Question

How do you find the geometric means in the sequence $3, _ , _ , _ , _ ,96?$

Answer 1

Hint: In the above problem the first term ${a_1}$and the sixth term ${a_6}$ is given. By making use of this we need to find the remaining terms of the geometric sequence. A geometric sequence is also called a geometric progression. It is actually a sequence of non-zero numbers such that there in the sequence each term subsequent to the first term goes to the next by always multiplying by the same fixed non-zero number called the common ratio `r’.
 Here we first need to find the common ratio r and using this common ratio we find the remaining terms of the sequence.
 Here we make use of the formula, ${a_n} = a{r^{n - 1}}$, where a is the first term and r is the common ratio.
In the above problem we put $n = 2,3,4,5$.

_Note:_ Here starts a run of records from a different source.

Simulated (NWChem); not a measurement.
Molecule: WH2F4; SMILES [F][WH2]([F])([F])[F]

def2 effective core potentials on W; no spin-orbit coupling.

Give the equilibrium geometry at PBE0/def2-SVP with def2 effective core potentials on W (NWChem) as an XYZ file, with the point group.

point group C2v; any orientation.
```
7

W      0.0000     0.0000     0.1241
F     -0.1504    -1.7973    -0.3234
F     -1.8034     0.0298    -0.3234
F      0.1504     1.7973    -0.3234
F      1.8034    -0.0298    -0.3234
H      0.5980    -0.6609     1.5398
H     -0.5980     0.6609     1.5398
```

Complete step by step solution:
Given ${a_1} = 3,$ ${a_6} = 96$
We need to find the remaining terms of the geometric sequence.
Generally we represent an geometric sequence by $a,ar,a{r^2},a{r^4},a{r^5},a{r^6}.....$
where ${a_1} = a,$ ${a_2} = ar,$ ${a_3} = a{r^2},$ ${a_4} = a{r^3}$ and so on.
Where, $a = $First term of geometric progression
$r = $ Common ratio
We now use the formula, ${a_n} = a{r^{n - 1}}$ ……(1)
Where $a = $first term of the geometric sequence which is 3.
We now make use of the formula given in the equation (1) for $n = 6$.
 ${a_6} = a{r^{6 - 1}}$
We know that ${a_6} = 96$ and $a = 3$.
$ \Rightarrow 96 = 3{r^5}$
Taking 3 to the R.H.S. and simplifying we get the required value of the common ratio r.
$ \Rightarrow \dfrac{{96}}{3} = {r^5}$
$ \Rightarrow 32 = {r^5}$.
We can easily see that 32 comes when 2 is multiplied five times.
i.e. $2 \times 2 \times 2 \times 2 \times 2 = {2^5} = 32$.
Comparing this with ${r^5} = 32$, we get the common ratio.
$ \Rightarrow {r^5} = {2^5}$
$ \Rightarrow r = 2$.
To obtain the second term put $n = 2$ in the equation (1), we get,
${a_2} = a{r^{2 - 1}}$
$ \Rightarrow {a_2} = ar$
Substituting $a = 3$ and $r = 2$, we get,
$ \Rightarrow {a_2} = 3 \times 2$
$ \Rightarrow {a_2} = 6$.
To obtain the third term put $n = 3$ in the equation (1), we get,
${a_3} = a{r^{3 - 1}}$
$ \Rightarrow {a_3} = a{r^2}$
Substituting $a = 3$ and $r = 2$, we get,
$ \Rightarrow {a_3} = 3 \times {2^2}$
$ \Rightarrow {a_3} = 3 \times 4$
$ \Rightarrow {a_3} = 12$.
To obtain the fourth term put $n = 4$ in the equation (1), we get,
${a_4} = a{r^{4 - 1}}$
$ \Rightarrow {a_4} = a{r^3}$
Substituting $a = 3$ and $r = 2$, we get,
$ \Rightarrow {a_4} = 3 \times {2^3}$
$ \Rightarrow {a_4} = 3 \times 8$
$ \Rightarrow {a_4} = 24$.
To obtain the fifth term put $n = 5$ in the equation (1), we get,
${a_5} = a{r^{5 - 1}}$
$ \Rightarrow {a_5} = a{r^4}$
Substituting $a = 3$ and $r = 2$, we get,
$ \Rightarrow {a_5} = 3 \times {2^4}$
$ \Rightarrow {a_5} = 3 \times 16$
$ \Rightarrow {a_5} = 48$.
$\therefore {a_1} = 3,$ ${a_2} = 6,$ ${a_3} = 12,$ ${a_4} = 24,$ ${a_5} = 48,$ ${a_6} = 96.$
Hence $6,12,24,48$ are the desired four geometric means between 3 and 96.

Note:
If the same number is not multiplied to each number in the sequence, then we cannot form the geometric sequence.
We must remember the formula to find the nth term of an geometric progression which is given by ${a_n} = a{r^{n - 1}}$
Where, ${a_n} = $nth term of geometric sequence.
$a = $first term of the geometric sequence.
$r = $common ratio
If we have given a list of numbers and asked to examine whether it is a geometric progression or not, we need to just find the common ratio r between the consecutive numbers. If the common ratio r comes to be the same, then the given list of numbers is a geometric progression. Otherwise it is not a geometric progression.